One thing Bernie’s supporters love to say about him is that he’s consistent. And they’re not wrong. With minor tweaks, he’s been saying the same thing for decades. He means it, too. Puts his back into it. Talks mad shit, as they say. Fastest finger-wag in the west.
The problem is, that’s all he does: talk shit.
Bernie Sanders has been in Congress nearly 30 years. Thirty fucking years. That’s longer than most of his supporters have been alive, I’m guessing. And in all that time, he has enacted merely seven bills.
Seven.
Seven bills for which he was the primary sponsor became law. Two of those were for the naming of post offices.

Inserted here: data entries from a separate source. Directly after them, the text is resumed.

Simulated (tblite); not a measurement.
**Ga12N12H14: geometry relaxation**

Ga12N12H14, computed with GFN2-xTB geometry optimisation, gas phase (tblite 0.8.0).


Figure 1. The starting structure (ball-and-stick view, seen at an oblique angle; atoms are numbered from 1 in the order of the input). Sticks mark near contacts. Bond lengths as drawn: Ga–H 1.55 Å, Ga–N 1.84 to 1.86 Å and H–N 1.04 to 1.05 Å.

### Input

Now, you’re probably not a member of Congress. I am not a member of Congress. So let me wrap some context around that number to make it easier to understand. Here’s a simple graphic I made back when all these people were still vying for the Democratic nomination. (Never thought I’d miss those days, by the way, but here we are.) Since all of these people have been in Congress for varying lengths of time, I designed this so we can see their yearly average. Apples to apples.
Well, would you look at that? Out of all the candidates, Sanders enacted the fewest bills, 0.24 per year. Most of the rest had one per year. That’s a solid number. I don’t know what the overall average of Congress or even the Senate is, but I do know that someone who is asking to be put in the position of leader of this land I love for four to eight years should absolutely not be trailing behind Tulsi “Toenail Eater” Gabbard.
Because if he can’t write legislation solid enough to become law, if he can’t build coalitions with other members of Congress—and he can’t; the man isn’t well-liked or respected by his peers—if he can’t make the compromises that must be made for a bill to get all the way through both houses of Congress and signed by the president, then how in the hell are we supposed to believe that all that do-nothing history will magically change if he were elected president?
It wouldn’t. And his big socialist ideas would go exactly where they have gone for the past three decades: nowhere.